What kind of IO is this? A few large files or a lot of small files?
Are those synchronous writes?
For synchronous writes you can
- disable sync on a dataset, if you have a reliable UPS
- add slog (small Optane would work the best)
This will help offload some IO from your array. But I don’t think this is a bottleneck, I think your pool configuration is:
8x 4TB drives in RAIDZ3
Why was this configuration chosen?
It looks two raidz1 of 4 disks each would be appropriate here . And then add another vdev to add more space when needed (followed by zfs send/receive). Raid2 would have been an overkill. Raidz3 it only appropriate when you have to maintain uptime at all costs, including loss of performance.
This is not the case for a low use backup server.
Note, if one of disks develops bad sectors and you decide to replace it, that disks still provides redundancy for the duration of replacement, if secondary failure is what concerns you.
Here is some math to underscore what astronomical probabilities are we talking about
Let’s say you have 5 disks, no redundancy. Let’s say probability of any one drive failure is 2% every year.
When you have no redundancy, probability of data loss equal to 1 - (1-0.02)5 = 10%. (inverse of probability of none of the drives failing during that time)
When you add one drive for redundancy, for data loss to occur you must experience second drive failure within 1 week of first failure, during rebuild. Omitting calculations here, the result is 0.016%. Vanishingly small. I’d say, completely negligible, a far cry from no-redundancy case.
So, adding one parity driver gives you a great improvement. Totally worth it. This is raidz1.
Now adding yet another disk, probability of two disks failing within a week of a first disk failure comes out to be (I won’t bore you with derivation, it’s pretty straightforward): 0.000012%.
Horrible deal. You pay yet another cost of drive, pay in loss of performance, to make vanishingly small probability … also vanishingly small. Now we are going into territory of power supply failure frying all disks at once, house fire, etc.

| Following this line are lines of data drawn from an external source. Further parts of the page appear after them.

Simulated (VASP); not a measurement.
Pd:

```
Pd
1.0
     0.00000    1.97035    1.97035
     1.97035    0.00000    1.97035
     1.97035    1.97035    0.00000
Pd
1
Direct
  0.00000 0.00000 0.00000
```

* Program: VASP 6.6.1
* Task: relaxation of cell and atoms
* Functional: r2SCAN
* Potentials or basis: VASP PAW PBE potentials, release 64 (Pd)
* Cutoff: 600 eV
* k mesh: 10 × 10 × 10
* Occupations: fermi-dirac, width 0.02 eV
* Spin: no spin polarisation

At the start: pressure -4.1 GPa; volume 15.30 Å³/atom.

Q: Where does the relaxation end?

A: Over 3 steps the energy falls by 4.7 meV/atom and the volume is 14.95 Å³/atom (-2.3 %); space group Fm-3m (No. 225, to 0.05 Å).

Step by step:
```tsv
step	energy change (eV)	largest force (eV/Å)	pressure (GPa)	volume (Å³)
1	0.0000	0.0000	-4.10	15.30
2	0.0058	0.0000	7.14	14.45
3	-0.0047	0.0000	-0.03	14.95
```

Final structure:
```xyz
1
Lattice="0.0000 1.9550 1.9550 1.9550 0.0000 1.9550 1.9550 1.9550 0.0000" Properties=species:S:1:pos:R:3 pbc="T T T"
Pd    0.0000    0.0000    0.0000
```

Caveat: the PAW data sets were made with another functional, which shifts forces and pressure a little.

Bad deal. Not worth it. This is raidz2.
You might object hat this math works for uncorrelated failures. True. But if the failures are correlated, who is to say that they won’t result in entire array dying?
Now, adding one more level of redundancy will add a bunch more zeroes after the decimal. I did not bother computing.
Another note — we consider complete drive failure. Just couple of bad blocks where disk is still usable during routine replacement sniffs the whole picture
On the other hand, 4TB is too small a size but it uses just the same energy as 20TB disk. Depending on where you live reducing number of drives can save a lot of money.
On yet another hand,
What’s the hurry then in going super fast just to sit idle for a week…
Anecdotally, I disabled my 10Gb nic to save some power and installed 2.5Gbps one instead.
I understand there is this urge to saturate everying all the time — but rationally, you don’t have to.
Post the graph of disk IO during transfer.